Tuesday, May 22, 2007

SECRET/SADNESS

Everyone thinks I am such a good mom- I get that all the time. They call me "supermom" and "mother of the year" and "the best mother I know" etc etc. But I am not. I am so far from the best mother that it is scary- and sad. My kids don't like me most of the time. Pickle always comments when I am "nice". Like she will say (in her own dramatic way) " mmm... you're being pretty nice right now. " or " I like it when you are nice mommy." And what kills me is that I try- I really do try. And I know mothers are almost always under appreciated and their kids never know just how much their mom's do for them- from the smallest things- and I do a lot for them- things they will never know about or possibly ever appreciate- but I am not a good mother- and the saddest part is I know why I am not- and I try to put everything else aside- but I let it overwhelm me- and I take it out on them. I don't hit them or anything- but I am not a good mother and I am scared to death they are going to be like me or him for that matter- and it will be because I didn't stop it- I let things go, I said too much, I said too little, I turned the other way- I blocked things out- could have would have should have things to death- I am not a good mother- and I should be. And one day- they will hate me for it....

4 comments:

Bardouble29 said...

Oh honey! You are not a bad mother...no matter what you say. It is a challenge to be a mom to one little one, but you have three and you are only one person.

As parents we all make mistakes. Yours are beautiful and happy.

HUGS to you!

Patty said...

BULLSHIT! I don't swear much, but your post is crap, and I am saying this with authority, as one who has been in your shoes (Remember I have two ex's). My kids are now old enough to see the truth of the situation, and have great admiration for what I did for them over the years. Your children will see the same when they are old enough to understand.

Just yesterday my youngest was telling me she didn't know why but "I was being particularly anoying to her" (to which I replied that she might be eighteen but I could still wash her mouth out with soap if she didn't watch her sassing). One of our jobs as moms is being the safe secure place where our kids can let off anger and vent, knowing that we are still going to love them when it is over.

Children are also very intelligent and know as well as husbands how to push our buttons and make us respond in certain ways. I think if I heard "mommy you're being nice today," my comment might have been something like, "Well soak it up kid, because we both know it isn't going to last," or "then I guess I'm not doing my job as your mother. Mother's are suppose to be mean to their kids." Interesting that you need to take it on yourself as a failure. NOT SO!

Okay! Getting off the soap box Jenna. Know you are loved and I am not buying your opinion of yourself.

You are a great mom that has overcome a lot in life, and you are providing your children with the best you have, at any given moment, and that is all anyone can ask of themselves.

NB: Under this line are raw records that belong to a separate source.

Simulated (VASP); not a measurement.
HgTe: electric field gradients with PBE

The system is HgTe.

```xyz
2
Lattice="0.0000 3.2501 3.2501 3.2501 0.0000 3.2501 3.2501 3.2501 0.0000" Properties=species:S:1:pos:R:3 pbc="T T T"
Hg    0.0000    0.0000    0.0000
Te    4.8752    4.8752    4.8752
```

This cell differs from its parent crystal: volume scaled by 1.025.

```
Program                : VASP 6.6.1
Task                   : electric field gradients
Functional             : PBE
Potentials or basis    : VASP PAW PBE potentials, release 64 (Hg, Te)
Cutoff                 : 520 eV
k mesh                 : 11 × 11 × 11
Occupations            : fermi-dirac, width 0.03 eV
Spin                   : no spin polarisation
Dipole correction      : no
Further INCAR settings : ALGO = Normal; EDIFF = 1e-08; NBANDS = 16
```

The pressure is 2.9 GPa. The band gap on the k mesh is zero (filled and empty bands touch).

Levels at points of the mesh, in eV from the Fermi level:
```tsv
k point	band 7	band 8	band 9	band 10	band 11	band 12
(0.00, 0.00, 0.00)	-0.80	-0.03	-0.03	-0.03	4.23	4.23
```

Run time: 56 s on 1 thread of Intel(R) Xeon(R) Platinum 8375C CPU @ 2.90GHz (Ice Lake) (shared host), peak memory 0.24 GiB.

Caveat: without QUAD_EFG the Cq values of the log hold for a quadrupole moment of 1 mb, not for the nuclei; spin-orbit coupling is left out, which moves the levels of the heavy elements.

A Girl Called Chandler Bing said...

You are such an ass! I only have one and I get that daily....in fact he told me that he wants to move in with the babysitter because I'm so grumpy...ouch that hurt but I sucked it up and moved on! Try and remember that part of being a kid is whinning about what mom won't let you do or makes you do or "the rules" in general and patty is right....they push buttons because they can. If you weren't a good mom they'd be afraid of you or even worse...indifferent to you which they are not! Passionate and individual personalities you have raised and are doing just fine at it MISSY! Honestly, you're such an ass! Love YA!

Anonymous said...

You shouldn't be so hard on yourself. From what I know of you from reading your blogs, you are a great mom. Your children will love you unconditionally. I can't say much else because I'm not a mom and don't know what it's like. Although, I have a mom I thought I could live without but once she said she was moving away I started bawling. (And that was like a year ago.) Your human and make mistakes... your children will learn the same.